However, among some of the more problematic findings of this strand of evaluation was evidence of systems resistance among some academics. Tech-supported approaches to curriculum design and approval are generally predicated upon the assumption that the most difficult part of stakeholder buy-in is persuading them of the benefits, whether those benefits are manifest in a more efficient approval system or better support for academic quality; but rarely is system acceptance itself discussed as a "live" issue. It always appears to be assumed that the system itself – and by "the system" we are referring to the "tech-support" in "tech-supported curriculum design and approval" – will be automatically accepted by stakeholders and that it is the consequences of the system, not the system itself, that requires our careful attention. Previous evaluation activity corroborates this general view and focuses our advocacy efforts; yet, despite a generally well received system, a small but vocal minority of academics demonstrate system resistance. Why? The answer lies in MS Word.

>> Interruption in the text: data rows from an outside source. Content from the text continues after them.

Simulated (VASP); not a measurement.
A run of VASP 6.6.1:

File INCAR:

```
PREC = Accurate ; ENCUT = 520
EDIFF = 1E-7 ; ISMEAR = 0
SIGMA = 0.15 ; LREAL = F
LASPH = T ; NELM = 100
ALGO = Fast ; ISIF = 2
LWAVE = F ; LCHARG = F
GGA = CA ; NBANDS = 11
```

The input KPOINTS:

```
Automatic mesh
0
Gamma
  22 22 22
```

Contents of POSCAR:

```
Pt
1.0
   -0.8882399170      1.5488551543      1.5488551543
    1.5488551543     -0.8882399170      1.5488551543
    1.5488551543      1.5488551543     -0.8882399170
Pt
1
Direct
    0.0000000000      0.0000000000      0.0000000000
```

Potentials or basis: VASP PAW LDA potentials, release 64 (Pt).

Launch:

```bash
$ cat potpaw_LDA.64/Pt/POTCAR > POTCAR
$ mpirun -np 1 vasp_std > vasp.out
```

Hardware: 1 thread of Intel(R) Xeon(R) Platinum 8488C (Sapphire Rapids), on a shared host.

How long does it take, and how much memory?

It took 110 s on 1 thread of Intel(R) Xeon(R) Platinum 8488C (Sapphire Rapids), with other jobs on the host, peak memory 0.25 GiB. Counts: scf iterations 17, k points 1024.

During the latest strand of evaluation activity a preference among some academics for adhering to MS Word as the basis for the curriculum design and approval process was expressed. As the strand report documents, this perspective appears to have strong links to previous working practices and the comfort many have for everyday software applications. And this preference among academic participants for using MS Word was not merely theoretical but was also observed during C-CAP piloting. For example, C-CAP enables the upload of attachments at specific sections of C-CAP. Depending on the context, these attachments may contain detailed financial forecasts or additional academic information (i.e. information not embedded within the system). Piloting of C-CAP revealed unexpected system use behaviour whereby certain sections of course and class proposals were left incomplete; instead, the requested curriculum information was contained in a number of separate MS Word attachments, uploaded at various sections of the proposal. The consequence of such system behaviour for the approval processes C-CAP supports is catastrophic. Important curriculum information or data cannot be captured in a structured manner, thereby compromising subsequent information extraction and reuse and subverting the underlying process. This, according to M. Lynne Markus (a seminal academic in the area of information systems research), is the classic characterisation of "system resistance", i.e. "…when a person engages in behaviour that may result in the disruption or removal of a system that is interdependently used by others as well as that person".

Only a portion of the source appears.